The model will identify patterns and relationships based on those analytics and seek to replicate bets, the people said. Point72 is also experimenting with automating the work of its execution traders, who place buy and sell orders with brokers on behalf of money managers.
Of course, Cohen's A.I. strategy is hardly unique in today's market with any number of algo strategies driving random market volatility on any given trading day.
Firms across finance are developing automation technologies to help their business. At Bridgewater Associates, the world’s largest hedge fund, a key project underway involves developing algorithms based on employee data to help automate management decision-making. JPMorgan Chase & Co. is investing in automated technology to streamline systems. One program, called COIN, for Contract Intelligence, interprets commercial-loan agreements that once consumed thousands of hours of work each year by lawyers and loan officers.

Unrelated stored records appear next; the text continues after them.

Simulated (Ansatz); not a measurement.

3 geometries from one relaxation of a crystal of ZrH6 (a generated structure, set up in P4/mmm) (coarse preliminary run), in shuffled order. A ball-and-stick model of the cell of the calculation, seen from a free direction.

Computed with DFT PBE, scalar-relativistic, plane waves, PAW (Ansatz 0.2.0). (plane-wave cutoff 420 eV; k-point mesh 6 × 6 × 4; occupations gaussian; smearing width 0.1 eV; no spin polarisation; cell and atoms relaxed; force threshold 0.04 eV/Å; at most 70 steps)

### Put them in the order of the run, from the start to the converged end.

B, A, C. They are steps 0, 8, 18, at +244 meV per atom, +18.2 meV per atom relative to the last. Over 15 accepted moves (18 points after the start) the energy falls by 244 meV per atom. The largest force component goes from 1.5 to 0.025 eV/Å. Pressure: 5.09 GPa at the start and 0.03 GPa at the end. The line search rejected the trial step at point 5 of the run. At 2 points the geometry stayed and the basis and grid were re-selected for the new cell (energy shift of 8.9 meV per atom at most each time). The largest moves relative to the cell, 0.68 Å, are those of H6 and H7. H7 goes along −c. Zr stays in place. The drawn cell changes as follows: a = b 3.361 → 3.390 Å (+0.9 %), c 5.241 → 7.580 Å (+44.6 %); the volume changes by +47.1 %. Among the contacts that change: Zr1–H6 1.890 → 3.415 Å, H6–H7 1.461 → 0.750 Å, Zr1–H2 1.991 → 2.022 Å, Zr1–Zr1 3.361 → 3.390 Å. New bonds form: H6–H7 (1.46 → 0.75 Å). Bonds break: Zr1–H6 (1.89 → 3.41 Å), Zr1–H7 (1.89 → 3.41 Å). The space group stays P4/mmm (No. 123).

“The risk of automation is that the programs could go haywire,” said Jason Kennedy, founder of London recruitment firm Kennedy Associates, which places portfolio managers and analysts at hedge funds. “When you have one computer playing against another, you could end up with something resembling the flash crash.”
Of course, no matter how good Steve's A.I. software becomes, we suspect it will never be able to match the returns of his former SAC team because it will always lack one critical component, namely the ability to call up Dell insiders and get a sneak preview of quarterly earnings...now, that's real 'talent'.